DC Circuit Powered by Orbital Motion: Magnetic Interactions in Compact Object Binaries and Exoplanetary Systems

TL;DR

This paper investigates the magnetic interactions in binary systems and exoplanets using the unipolar induction model, revealing limits on torque and energy dissipation that affect observable electromagnetic phenomena.

Contribution

It introduces an upper limit to magnetic torque and energy dissipation in the unipolar induction model, impacting predictions for various astrophysical systems.

Findings

Magnetic interactions in neutron star binaries are negligible for gravitational waveform phase evolution.

Energy dissipation may produce electromagnetic radiation before neutron star mergers.
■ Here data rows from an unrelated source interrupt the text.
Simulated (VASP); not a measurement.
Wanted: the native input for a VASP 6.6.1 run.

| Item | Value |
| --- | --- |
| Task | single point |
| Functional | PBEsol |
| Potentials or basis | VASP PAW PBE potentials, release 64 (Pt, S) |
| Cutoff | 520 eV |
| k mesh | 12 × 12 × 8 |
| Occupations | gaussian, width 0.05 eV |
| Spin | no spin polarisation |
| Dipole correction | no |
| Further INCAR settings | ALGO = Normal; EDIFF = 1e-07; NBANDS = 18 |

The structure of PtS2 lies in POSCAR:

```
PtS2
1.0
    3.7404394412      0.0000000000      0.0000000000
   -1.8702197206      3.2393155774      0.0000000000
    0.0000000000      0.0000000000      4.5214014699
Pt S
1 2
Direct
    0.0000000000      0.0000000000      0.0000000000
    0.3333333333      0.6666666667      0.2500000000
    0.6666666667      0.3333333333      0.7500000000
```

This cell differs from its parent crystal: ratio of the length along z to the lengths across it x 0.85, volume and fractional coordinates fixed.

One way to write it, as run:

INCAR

DC circuit model cannot fully explain X-ray luminosities in white dwarf binaries.

Abstract

The unipolar induction DC circuit model, originally developed by Goldreich & Lynden-Bell for the Jupiter-Io system, has been applied to different types of binary systems in recent years. We show that there exists an upper limit to the magnetic interaction torque and energy dissipation rate in such model. This arises because when the resistance of the circuit is too small, the large current flow severely twists the magnetic flux tube connecting the two binary components, leading to breakdown of the circuit. Applying this limit, we find that in coalescing neutron star binaries, magnetic interactions produce negligible correction to the phase evolution of the gravitational waveform, even for magnetar-like field strengths. However, energy dissipation in the binary magnetosphere may still give rise to electromagnetic radiation prior to the final merger. For ultra-compact white dwarf binaries, we find that DC circuit does not provide adequate energy dissipation to explain the observed X-ray luminosities of several sources. For exoplanetary systems containing close-in Jupiters or super-Earths, magnetic torque and dissipation are negligible, except possibly during the early T Tauri phase, when the stellar magnetic field is stronger than 10^3G.